Fig. 2. A mixed SSD array with LRU caching policy (red line: writes in cache, blue line: writes in main storage)

storage at rate  $d \cdot (m_r \cdot r + m_w \cdot w)$  on an average where d is the dirty ratio in the cache.

When workloads have weak locality in reads, cache can wear out substantially with marginal benefits in performance. In this case, selective caching of read cache misses can save write endurance of cache with acceptable degradation in performance. However, bypassing read cache misses for hot data can result in severe degradation in performance. Write workload is entirely absorbed in cache first (arrow 2), and only a portion of writes is flushed to main storage (arrow 5). Write intensive workloads with strong locality therefore can wear out the cache faster than main storage. Appropriate distribution of writes between the cache and the storage improves the lifetime of the cache, but it can degrade the performance of the storage system. This paper studies this tradeoff between performance and lifetime in an SSD array where the cache and backend storage employ different types of flash devices.

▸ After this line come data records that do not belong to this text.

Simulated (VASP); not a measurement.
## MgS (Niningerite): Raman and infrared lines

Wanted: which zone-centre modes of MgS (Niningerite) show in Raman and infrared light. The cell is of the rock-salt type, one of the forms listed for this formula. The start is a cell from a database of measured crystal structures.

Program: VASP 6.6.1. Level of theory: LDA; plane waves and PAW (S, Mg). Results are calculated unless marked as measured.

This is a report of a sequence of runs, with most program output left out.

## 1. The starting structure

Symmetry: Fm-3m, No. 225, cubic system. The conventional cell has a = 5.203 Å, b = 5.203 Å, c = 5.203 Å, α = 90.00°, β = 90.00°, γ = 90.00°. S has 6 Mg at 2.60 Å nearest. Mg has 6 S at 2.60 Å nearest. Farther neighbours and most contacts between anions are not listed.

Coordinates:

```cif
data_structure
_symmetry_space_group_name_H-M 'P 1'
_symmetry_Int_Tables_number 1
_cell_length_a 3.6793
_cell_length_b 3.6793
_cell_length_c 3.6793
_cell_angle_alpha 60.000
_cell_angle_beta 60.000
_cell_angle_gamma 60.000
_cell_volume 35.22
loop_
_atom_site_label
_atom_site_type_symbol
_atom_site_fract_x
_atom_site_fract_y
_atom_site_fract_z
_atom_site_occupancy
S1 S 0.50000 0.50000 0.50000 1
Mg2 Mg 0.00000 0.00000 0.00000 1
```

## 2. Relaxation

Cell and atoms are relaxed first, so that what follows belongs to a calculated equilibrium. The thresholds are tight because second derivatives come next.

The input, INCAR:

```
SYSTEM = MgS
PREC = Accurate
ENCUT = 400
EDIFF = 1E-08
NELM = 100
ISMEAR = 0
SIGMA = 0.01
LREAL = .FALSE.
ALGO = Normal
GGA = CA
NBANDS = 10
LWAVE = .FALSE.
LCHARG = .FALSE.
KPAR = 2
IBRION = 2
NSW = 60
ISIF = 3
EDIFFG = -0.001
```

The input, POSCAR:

With LRU caching policy, flushing of dirty data results in writes at main storage as indicated by the arrow 5 in Figure 2. The writes served in storage per flash memory cell  $w_s$  is

$$w_s = \frac{(m_r \cdot r + m_w \cdot w) \cdot d}{N_s \cdot c_s} \tag{2}$$

where  $N_s$  is the number of SSDs in main storage and  $c_s$  is the capacity of the SSDs.

In this paper, we assume perfect wear leveling in both cache and main storage. According to Figure 2, the writes served in cache per flash memory cell,  $w_c$ , is the sum of the read misses (arrow 4) and the write workload (arrow 2) per flash memory cell.

$$w_c = \frac{m_r \cdot r + w}{N_c \cdot c_c} \tag{3}$$

where  $N_c$  is the number of SSDs in cache and  $c_c$  is the capacity of the SSDs.

And cache and storage wear out at the rate of  $f_c$  and  $f_s$ , respectively.

$$f_c = \frac{w_c}{l_c} = \frac{m_r \cdot r + w}{N_c \cdot c_c \cdot l_c}$$

$$f_s = \frac{w_s}{l_s} = \frac{(m_r \cdot r + m_w \cdot w) \cdot d}{N_s \cdot c_s \cdot l_s}$$
(4)

With SLC caches, data may reside in the cache for considerably long time before it is migrated to storage and hence the minimum of cache and storage lifetimes determine the data lifetime. Thus, the achievable lifetime of a mixed SSD array T can be restated as

$$T = \frac{1}{\max(f_c, f_s)} \tag{5}$$

Under the assumptions of equal write amplification in the cache and the storage, we can use these equations to estimate the lifetime of mixed SSD arrays.

The relationship between performance and lifetime is complex and non-linear. This implies that the performance benefits from cache potentially result in significant loss in lifetime of the mixed SSD arrays in practical configurations. Thus, the trade-offs between performance and lifetime of the storage systems should be tuned carefully.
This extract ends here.